What must persons be provided the opportunity to register to vote by Section 7 designated offices and agencies?
Designated agencies must provide the opportunity to register to vote to persons when: (1) applying for the agency’s assistance or services; (2) seeking recertification or renewal of those services; and (3) changing address for the assistance or services.
What does Section 7 require with regard to the distribution of voter registration forms and information forms?
Each office designated under Section 7 that provides services or assistance must distribute to each applicant for services or assistance, and each applicant for recertification, renewal or change of address with respect to such services or assistance, one of the voter registration application forms described in Question 20 below. In addition, each such office also must distribute to each applicant a form, known as an information form, described in Question 21 below.
What types of voter-registration forms can be distributed to applicants?

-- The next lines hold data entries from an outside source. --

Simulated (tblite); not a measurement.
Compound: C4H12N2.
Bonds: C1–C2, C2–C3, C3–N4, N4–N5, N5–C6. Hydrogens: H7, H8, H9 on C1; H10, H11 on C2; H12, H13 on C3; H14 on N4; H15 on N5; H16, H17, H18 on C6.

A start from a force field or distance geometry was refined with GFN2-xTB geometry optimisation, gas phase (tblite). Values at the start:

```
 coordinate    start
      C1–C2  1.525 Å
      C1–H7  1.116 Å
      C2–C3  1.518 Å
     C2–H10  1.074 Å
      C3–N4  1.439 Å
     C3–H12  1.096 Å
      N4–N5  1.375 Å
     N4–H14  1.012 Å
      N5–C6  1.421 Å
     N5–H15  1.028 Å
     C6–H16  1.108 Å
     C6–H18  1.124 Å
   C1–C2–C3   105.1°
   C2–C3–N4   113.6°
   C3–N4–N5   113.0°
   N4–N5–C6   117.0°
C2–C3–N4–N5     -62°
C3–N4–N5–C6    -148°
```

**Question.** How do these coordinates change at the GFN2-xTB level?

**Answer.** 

Section 7 agencies must distribute one of the three voter-registration forms listed below:
National Mail Voter Registration Form — The agency may use this federal form, which has been developed by the U.S. Election Assistance Commission. This form is available on the EAC’s web site at http://www.eac.gov/program-areas/national-voter-registration-form. In addition to containing a voter-registration application, this document lists certain state-specific voting requirements.
State mail voter-registration form — The agency may use its State mail voter-registration form, so long as it meets the requirements of Section 9 of the NVRA. This State form would not be as long as the federal form, which contains information about voter registration in each state. Such a form should be easier for applicants to navigate and easier for agencies and election officials to process.
Designated agency’s own form — The agency also may use its own version of a voter-registration form, if it is equivalent to the federal form and has been approved by the State. This type of form may lead to more efficient voter-registration transactions at designated agencies that provide services or assistance since it could be made a seamless part of the forms normally used by the designated agency. As an example, where agency assistance/services forms are generated by a computer during the process of interviewing the applicant, the voter-registration form likewise might be generated during this same process, pre-populated with information already provided by the applicant. Or a perforated voter-registration application might be attached at the bottom of a State services form, so that it can be easily completed, detached, and transmitted to the appropriate election official.
What is the “information form,” and what should States put on it?
Section 7 requires that designated offices provide each applicant for services or assistance an information form containing specific information concerning the individual’s opportunity to register to vote. This form, which may be part of or separate from the voter-registration form, must include the following information:
the question, “If you are not registered to vote where you live now, would you like to apply to register to vote here today?”;
if the agency provides public assistance, the statement, “Applying to register or declining to register to vote will not affect the amount of assistance that you will be provided by this agency.”;
boxes for the applicant to check to indicate whether the applicant would like to register to vote or declines to register to vote, together with the statement (in close proximity to the boxes and in prominent type), “IF YOU DO NOT CHECK EITHER YOU WILL BE CONSIDERED TO HAVE DECIDED NOT TO REGISTER TO VOTE AT THIS TIME.” (Failure to check either box is deemed a declination to register for purposes of receiving assistance in registration but is not deemed a written declination to receive an application);
the statement, “If you would like help in filling out the voter registration application form, we will help you. The decision whether to seek or accept help is yours. You may fill out the application form in private."; and
the statement, “If you believe that someone has interfered with your right to register or to decline to register to vote, your right to privacy in deciding whether to register or in applying to register to vote, or your right to choose your own political party or other political preference, you may file a complaint with _ _ _ _ _.” The blank should be filled by the name, address, and telephone number of the appropriate official to whom such a complaint should be addressed.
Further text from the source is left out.